GPS (geodetic) data plots showing movement at Levin and Ōtaki GPS stations. Image / GeoNet
GPS (geodetic) data plots showing movement at Levin and Ōtaki GPS stations. Image / GeoNet

Wallace described slow-slip events as common around New Zealand.

Specifically, they tended to happen within areas where the subduction zone was transitioning from being "stuck" beneath the southern North Island, to an area where the subduction zone was "creeping" further north, around Gisborne and Hawke's Bay.

 

This map shows the "stuck" (red) and "creeping" (blue) sections of the Hikurangi Subduction Zone. Image / GeoNet
This map shows the "stuck" (red) and "creeping" (blue) sections of the Hikurangi Subduction Zone. Image / GeoNet

"We see shorter events more frequently offshore the east coast, but these Kāpiti events typically only happen every five years or so and tend to last about a year," she said.

"The last time a slow-slip event occurred in this area was after the 2016 Kaikōura earthquake."

She explained the southern portion of the Hikurangi subduction zone was usually locked in place.

Source / GeoNet
Source / GeoNet

"This is the region below Wellington and Wairarapa, and is due to friction along the subduction plate boundary that keeps the plates from slipping past each other steadily," she said.

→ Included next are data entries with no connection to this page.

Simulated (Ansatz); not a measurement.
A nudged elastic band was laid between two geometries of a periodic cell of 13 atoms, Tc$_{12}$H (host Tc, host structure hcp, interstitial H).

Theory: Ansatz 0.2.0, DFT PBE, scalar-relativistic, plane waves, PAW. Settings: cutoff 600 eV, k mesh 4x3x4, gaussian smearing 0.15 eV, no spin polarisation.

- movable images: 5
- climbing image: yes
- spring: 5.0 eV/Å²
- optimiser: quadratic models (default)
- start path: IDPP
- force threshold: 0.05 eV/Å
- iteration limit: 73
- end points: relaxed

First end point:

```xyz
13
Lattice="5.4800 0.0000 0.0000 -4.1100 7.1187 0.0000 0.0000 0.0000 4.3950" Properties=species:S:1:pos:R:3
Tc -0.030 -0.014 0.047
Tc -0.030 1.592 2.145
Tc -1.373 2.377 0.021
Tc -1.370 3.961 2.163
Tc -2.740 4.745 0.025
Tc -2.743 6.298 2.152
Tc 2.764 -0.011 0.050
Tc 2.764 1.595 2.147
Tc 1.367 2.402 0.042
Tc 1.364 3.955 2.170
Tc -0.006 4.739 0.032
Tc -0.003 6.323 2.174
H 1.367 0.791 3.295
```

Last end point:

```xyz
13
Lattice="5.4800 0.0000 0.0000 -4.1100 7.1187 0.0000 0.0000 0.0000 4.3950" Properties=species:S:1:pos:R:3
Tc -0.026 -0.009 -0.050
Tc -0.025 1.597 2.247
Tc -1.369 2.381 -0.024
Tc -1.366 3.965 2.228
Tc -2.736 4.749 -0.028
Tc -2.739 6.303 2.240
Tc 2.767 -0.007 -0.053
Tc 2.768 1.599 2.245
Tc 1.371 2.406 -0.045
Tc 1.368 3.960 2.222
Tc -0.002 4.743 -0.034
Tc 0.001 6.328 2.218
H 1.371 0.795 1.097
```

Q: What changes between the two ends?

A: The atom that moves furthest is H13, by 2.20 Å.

"Beneath the Wellington and Wairarapa regions, the plates have been locked together for a very long time — probably hundreds of years.

"The stress that is building up between the locked plates will eventually be relieved by a large earthquake sometime in the future."

Deeper down on the plate boundary, beneath Kāpiti and Marlborough, the plates only locked together temporarily for a few years at a time, and then slipped during slow-slip events such as the one occurring now.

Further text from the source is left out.